The American

The American (2010) movie poster

(2010) director Anton Corbijn
viewed: 09/10/10 at CineArts @ the Empire Theater, SF, CA

Unlike the corporate axe man that George Clooney played in Up in the Air (2009), in The American, he’s more a literal axe man, an assassin, gun for hire.  But much like the business suited job slayer who travels the world, leaving only a carbon footprint and laying down nary a root, Clooney’s killer American is also facing a sort of mid-life crisis, yearning for a connection, a relationship, some meaning to fill his roving soul.  Clooney, such a noted long-time bachelor may be playing out his own yearnings to an extent in these roles.  Who knows?
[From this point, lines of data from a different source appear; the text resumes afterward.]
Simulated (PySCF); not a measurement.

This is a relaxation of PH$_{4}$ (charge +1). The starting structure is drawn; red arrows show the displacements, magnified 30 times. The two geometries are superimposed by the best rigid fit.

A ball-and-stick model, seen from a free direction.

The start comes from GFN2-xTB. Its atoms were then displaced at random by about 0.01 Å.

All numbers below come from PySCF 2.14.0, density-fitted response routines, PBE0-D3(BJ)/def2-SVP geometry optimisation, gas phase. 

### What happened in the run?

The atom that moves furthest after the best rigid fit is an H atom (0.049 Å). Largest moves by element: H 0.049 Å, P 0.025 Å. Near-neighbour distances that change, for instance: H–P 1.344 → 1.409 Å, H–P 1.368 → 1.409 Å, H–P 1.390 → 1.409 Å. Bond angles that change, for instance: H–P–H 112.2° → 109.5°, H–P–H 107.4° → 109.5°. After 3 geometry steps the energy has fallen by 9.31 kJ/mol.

The American is the second feature film from Anton Corbijn, whose 2007 film about Ian Curtis and Joy Division, Control, had a similarly downbeat if not out-and-out pessimistic quality to it.  The film is slow, intentionally so.  It is meant to have meaning and weight and some existential significance.

At the outset of the film, Clooney is shacked up in rural Sweden with a hot naked babe.  But then, out of nowhere, two gunmen attempt to kill him as he walks through the snow with her.  She becomes collateral damage, a witness, and Clooney shoots her in the back of the head.   Then it’s off to Italy!

After his hideout has been compromised, Clooney’s boss sends him to Castel del Monte, Abruzzo, Italy, a rural, visually stunning town, where he’s assigned a job to lay low and to make a custom rifle for a client.   Castel del Monte is amazing, piled high on a hill like a cubist archtitect might build such a place, but also riddled with stone passageways that M.C. Escher might have concocted.  It’s quite something.

Corbijn is shooting for some meditative types of film, something perhaps like Michaelangelo Antonioni or Jean-Pierre Melville.  Clooney tries hard to seem distant and charmless, but he finds himself a beautiful prostitute with whom he falls in love, against his boss’ orders and his own better thinking, and realizes that his life is flitting away meaninglessly like the metaphorical butterflies with whom Corbijn associates with him.

The thing is, that while the film is far from “bad”, it also doesn’t manage to successfully achieve this European quality, this arguably 20th century existential angst.  It just seems slow, intentionally slow, without much drama, tension, or impetus.